Warwick Armstrong - Outside Cricket

Outside Cricket

The 1921 tour was Armstrong's swan song in first-class cricket. On the journey back to Australia, he suffered a relapse of the malaria that had plagued him since his earlier visit to Malaya. This kept him from taking part in any of the matches in South Africa, allowing Herbie Collins to captain Australia for the first time. Armstrong resigned from his job with Melbourne Cricket Club and drawing on contacts he had made while on tour took a role as an agent for Dawson's Scotch Whisky. He remained in the liquor trade until his retirement in 1946. Armstrong also applied his cricket background acting as a cricket journalist for the Sydney Evening News. His copy was promoted as "frank and fearless" and was generally contemptuous of much of the cricket and cricketers he saw, especially of what he saw as dull cricket.

In 1922 he wrote a primer on cricket titled The Art of Cricket published by Methuen & Co, London.

In July 1913 he married Aileen O'Donnell, the daughter of a wealthy Irish Australian pastoralist with large land holdings in the Riverina region of New South Wales. The couple met while Armstrong was representing the Melbourne Cricket Club in a match against a Wagga Wagga XV. Armstrong and his new wife settled in Melbourne, moving to the Sydney suburb of Edgecliff for business reasons in 1935. Aileen died of a thrombosis in 1940. Armstrong, following illness that saw him lose much of the weight that he was known for, died on 13 July 1947, leaving an estate to the value of ₤90,000. He was survived by his son, Warwick George.

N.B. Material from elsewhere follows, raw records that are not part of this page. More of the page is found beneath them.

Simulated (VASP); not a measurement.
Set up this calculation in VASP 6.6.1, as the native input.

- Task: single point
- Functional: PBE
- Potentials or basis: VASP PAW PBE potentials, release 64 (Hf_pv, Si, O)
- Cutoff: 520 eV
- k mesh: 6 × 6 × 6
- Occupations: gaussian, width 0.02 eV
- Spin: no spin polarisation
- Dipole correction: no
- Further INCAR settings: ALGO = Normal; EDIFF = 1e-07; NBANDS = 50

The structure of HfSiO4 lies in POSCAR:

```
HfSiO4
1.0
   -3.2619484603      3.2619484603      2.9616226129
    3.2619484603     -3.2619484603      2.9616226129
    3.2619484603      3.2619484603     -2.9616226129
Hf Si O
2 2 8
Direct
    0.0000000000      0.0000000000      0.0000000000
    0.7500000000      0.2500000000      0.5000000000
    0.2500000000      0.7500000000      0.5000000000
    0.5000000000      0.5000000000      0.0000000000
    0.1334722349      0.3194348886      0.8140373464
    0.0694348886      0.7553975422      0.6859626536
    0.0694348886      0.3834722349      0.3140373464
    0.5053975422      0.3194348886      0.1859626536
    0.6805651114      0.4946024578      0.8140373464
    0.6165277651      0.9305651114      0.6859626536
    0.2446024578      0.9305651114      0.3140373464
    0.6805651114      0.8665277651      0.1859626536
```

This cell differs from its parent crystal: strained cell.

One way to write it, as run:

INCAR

Armstrong was an all-round sportsman, playing Australian rules football in the winter for South Melbourne in the Victorian Football League (VFL), the premier competition in the state, from 1898 to 1900. A slim utility, he played 16 games for the club, scoring 18 goals. He played in South Melbourne's losing 1899 VFL Grand Final team defeated by Fitzroy by one point.